The Zipf Mystery!

commasense · October 17, 2018, 9:50pm

I don’t think this is mundane or pointless, but I must share it: Zipf’s Law.

Here is a slightly dry explanation from Wikipedia:

Wikipedia:

Zipf’s law states that, given some corpus of natural language utterances, the frequency of any word is inversely proportional to its rank in the frequency table. Thus the most frequent word will occur approximately twice as often as the second most frequent word, three times as often as the third most frequent word, etc.: the rank-frequency distribution is an inverse relation. For example, in the Brown Corpus of American English text, the word “the” is the most frequently occurring word, and by itself accounts for nearly 7% of all word occurrences (69,971 out of slightly over 1 million). True to Zipf’s Law, the second-place word “of” accounts for slightly over 3.5% of words (36,411 occurrences), followed by “and” (28,852). Only 135 vocabulary items are needed to account for half the Brown Corpus.[1]

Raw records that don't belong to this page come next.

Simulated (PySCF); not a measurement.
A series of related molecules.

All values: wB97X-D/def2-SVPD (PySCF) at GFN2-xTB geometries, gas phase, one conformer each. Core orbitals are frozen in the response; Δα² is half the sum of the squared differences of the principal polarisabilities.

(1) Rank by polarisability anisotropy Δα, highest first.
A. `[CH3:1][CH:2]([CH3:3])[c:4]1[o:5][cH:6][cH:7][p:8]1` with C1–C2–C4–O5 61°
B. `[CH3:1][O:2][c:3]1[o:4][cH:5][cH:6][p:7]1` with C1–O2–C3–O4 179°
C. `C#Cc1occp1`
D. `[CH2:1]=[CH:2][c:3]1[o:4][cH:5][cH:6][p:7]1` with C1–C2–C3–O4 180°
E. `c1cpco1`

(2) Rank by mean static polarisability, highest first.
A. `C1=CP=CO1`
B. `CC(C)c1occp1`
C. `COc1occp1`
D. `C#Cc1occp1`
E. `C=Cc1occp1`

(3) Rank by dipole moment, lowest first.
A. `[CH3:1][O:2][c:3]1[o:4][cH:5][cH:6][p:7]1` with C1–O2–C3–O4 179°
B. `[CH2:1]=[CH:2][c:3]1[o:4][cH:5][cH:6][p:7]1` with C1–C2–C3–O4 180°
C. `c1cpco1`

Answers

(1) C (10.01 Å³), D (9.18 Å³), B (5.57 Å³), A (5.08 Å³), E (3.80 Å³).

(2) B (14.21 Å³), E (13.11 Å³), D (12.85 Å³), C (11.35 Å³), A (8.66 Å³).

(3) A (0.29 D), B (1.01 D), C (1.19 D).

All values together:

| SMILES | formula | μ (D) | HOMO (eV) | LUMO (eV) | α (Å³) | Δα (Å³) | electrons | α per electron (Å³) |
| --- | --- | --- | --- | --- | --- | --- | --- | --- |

Here is a much more interesting video that talks about it and related phenomena like the Pareto Principle (the 80/20 rule): Vsauce.

Enjoy!

commasense · October 18, 2018, 10:14am

One hundred and fifty views and no one else thinks this is as amazing and cool as I did? Check out the video if you don’t belive me!

Malleus_Incus_Stapes · October 18, 2018, 7:01pm

Cool.

commasense · October 18, 2018, 7:28pm

Well I thought so. I guess about 270 other Dopers already knew about it and weren’t impressed.

Musicat · October 18, 2018, 7:38pm

Before I view the video, tell me if it takes into account the most-used words in vernacular English, which are “youno,” “like,” “umm,” “uhhh,” “Imean,” and “well.” If not, it’s not all that valid a study.

commasense · October 18, 2018, 8:00pm

Ummm no.

Written, not spoken, English.

Attack_from_the_3rd_dimension · October 18, 2018, 8:37pm

Very cool. Thanks.

pulykamell · October 18, 2018, 9:26pm

I’ve always thought Zipf’s Law was pretty neat, along with the somewhat related Benford’s Law. Stuff like this is fascinating.

swampspruce · October 18, 2018, 9:28pm

It’s highly interesting but I already knew about it. I love that video and I showed it to quite a few people when I discovered it.

filmore · October 18, 2018, 9:36pm

Is that kind of distribution found in other places other than language? Like, with the weeds in my yard, does the most common weed appear more than twice as often as the 2nd place weed, 3x as often as the 3rd place weed, etc. That kind of distribution seems very well ordered and I would think it would appear elsewhere.

What about with individual letters in a language (or maybe phonemes). Does the most common one appear 2x the 2nd most common, 3x the 3rd most common, etc.

SingleMalt · October 18, 2018, 9:37pm

Here is an article about how Zipf’s Law works for the sizes of a country’s cities, as well.

commasense · October 19, 2018, 3:34am

I don’t know about weeds, but the video says that the principle has been found to occur in many other areas.

BigT · October 19, 2018, 4:06am

Seems odd that the article doesn’t posit that Zipf’s law might be because of the 3/4s power law: that the decreased need for resources per person actually creates a feedback loop. (They do mention the immigration issue, which is also a feedback loop.)

Similarly, people use the words they hear. So there’s a feedback loop mechanism in there, too.

Now, of course, that doesn’t explain the exact frequencies, but a feedback loop does suggest why the increase would not be linear.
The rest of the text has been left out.